State Bank of India has done away with the 25 basis points mark up it used to charge retail customers taking a loan to buy a third or a fourth house.
India’s largest bank has taken this step in keeping with its thrust on retail loans, especially home loans, as corporate loan growth has turned sluggish.
SBI’s current card rates on home loans are: 10 per cent (that is 25 basis points above the base rate: 9.75 per cent) for loans up to Rs 30 lakh and 10.15 per cent (40 basis points above the base rate) for loans above Rs 30 lakh. A basis point is equal to one-hundredth of a per cent.
Banks normally charge customers a premium (higher interest rate) if they take a loan to buy a house for the third time.

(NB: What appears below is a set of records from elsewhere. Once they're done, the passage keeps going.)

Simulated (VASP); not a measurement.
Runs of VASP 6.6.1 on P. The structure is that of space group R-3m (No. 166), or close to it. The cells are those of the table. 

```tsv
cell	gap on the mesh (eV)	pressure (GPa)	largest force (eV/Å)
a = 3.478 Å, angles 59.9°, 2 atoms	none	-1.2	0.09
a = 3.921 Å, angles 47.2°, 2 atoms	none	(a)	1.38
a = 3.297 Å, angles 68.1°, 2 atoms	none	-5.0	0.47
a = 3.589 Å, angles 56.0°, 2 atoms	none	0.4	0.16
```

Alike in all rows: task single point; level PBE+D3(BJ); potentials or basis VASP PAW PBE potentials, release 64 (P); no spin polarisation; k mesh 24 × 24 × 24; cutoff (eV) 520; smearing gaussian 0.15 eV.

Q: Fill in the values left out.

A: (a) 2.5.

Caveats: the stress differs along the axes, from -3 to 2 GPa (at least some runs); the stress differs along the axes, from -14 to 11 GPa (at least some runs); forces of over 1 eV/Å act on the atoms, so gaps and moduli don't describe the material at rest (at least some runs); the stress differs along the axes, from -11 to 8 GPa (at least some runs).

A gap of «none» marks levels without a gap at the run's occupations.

The premium is to offset the impact of higher risk-weight and provisioning due to regulatory classification of a loan taken to own a third house as commercial real estate exposure.
Bankers say they have come across cases where customers owning ancestral property take a loan to buy a house in the city where they work. Having repaid the first loan, they are ready to take a second loan to buy another property.
However, under the current regulatory dispensation, the customer is considered as owner of two properties and loan given by banks for the third property is reckoned as commercial real estate exposure.
A senior bank official said the decision to give a loan to buy a house, be it the third or the fourth, is solely based on the borrower’s income and ability to repay.
If the customer has repaid two earlier home loans diligently, then the probability of default goes down significantly and the customer could be considered a safe bet for the bank.